The low power dissipation, 8-pin mini-DIP package and
completeness make the AD781 ideal for highly compact board
layouts. The AD781 will acquire a full-scale input in less than
700 ns and retain the held value with a droop rate of 0.01 µV/µs.
Excellent linearity and hold mode dc and dynamic performance
make the AD781 ideal for 12- and 14-bit high speed analog-
to-digital converters.
The AD781 is manufactured on Analog Devices’ BiMOS
process which merges high performance, low noise bipolar
circuitry with low power CMOS to provide an accurate, high
speed, low power SHA.
The AD781 is specified for three temperature ranges. The J
grade device is specified for operation from 0°C to +70°C, the A
grade from –40°C to +85°C and the S grade from –55°C to
+125°C. The J and A grades are available in 8-pin plastic DIP
packages. The S grade is available in an 8-pin cerdip package.

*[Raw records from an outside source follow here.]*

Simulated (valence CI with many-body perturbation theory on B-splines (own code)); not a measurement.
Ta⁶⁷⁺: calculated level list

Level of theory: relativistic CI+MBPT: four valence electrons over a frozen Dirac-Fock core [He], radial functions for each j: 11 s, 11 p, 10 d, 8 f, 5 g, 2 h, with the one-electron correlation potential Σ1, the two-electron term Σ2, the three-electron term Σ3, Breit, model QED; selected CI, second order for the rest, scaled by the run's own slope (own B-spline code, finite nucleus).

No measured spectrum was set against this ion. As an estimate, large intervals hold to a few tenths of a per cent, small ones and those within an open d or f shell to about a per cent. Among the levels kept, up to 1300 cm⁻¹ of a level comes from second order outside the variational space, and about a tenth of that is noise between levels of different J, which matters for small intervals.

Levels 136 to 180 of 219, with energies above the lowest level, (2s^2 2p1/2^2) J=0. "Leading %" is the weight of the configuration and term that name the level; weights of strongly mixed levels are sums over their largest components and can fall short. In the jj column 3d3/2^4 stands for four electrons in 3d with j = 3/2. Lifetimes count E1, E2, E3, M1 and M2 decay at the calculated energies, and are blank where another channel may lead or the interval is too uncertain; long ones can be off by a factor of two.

*Protected by U.S. Patent No. 4,962,325.
PRODUCT HIGHLIGHTS
1. Fast acquisition time (700 ns), low aperture jitter (75 ps) and
fully specified hold mode distortion make the AD781 an
ideal SHA for sampling systems.
2. Low droop (0.01 µV/µs) and internally compensated hold
mode error results in superior system accuracy.
3. Low power (95 mW typical), complete functionality and
small size make the AD781 an ideal choice for a variety of
high performance, low power applications.
4. The AD781 requires no external components or adjustments.
5. Excellent choice as a front-end SHA for high speed analog-
to-digital converters such as the AD671, AD7586, AD674B,
AD774B, AD7572 and AD7672.
6. Fully specified and tested hold mode distortion guarantees
the performance of the SHA in sampled data systems.
7. The AD781 is available in versions compliant with MIL-
STD-883. Refer to the Analog Devices Military Products
Databook or current AD781/883B data sheet for detailed
specifications.
REV. A
Information furnished by Analog Devices is believed to be accurate and
reliable. However, no responsibility is assumed by Analog Devices for its
use, nor for any infringements of patents or other rights of third parties
which may result from its use. No license is granted by implication or
otherwise under any patent or patent rights of Analog Devices.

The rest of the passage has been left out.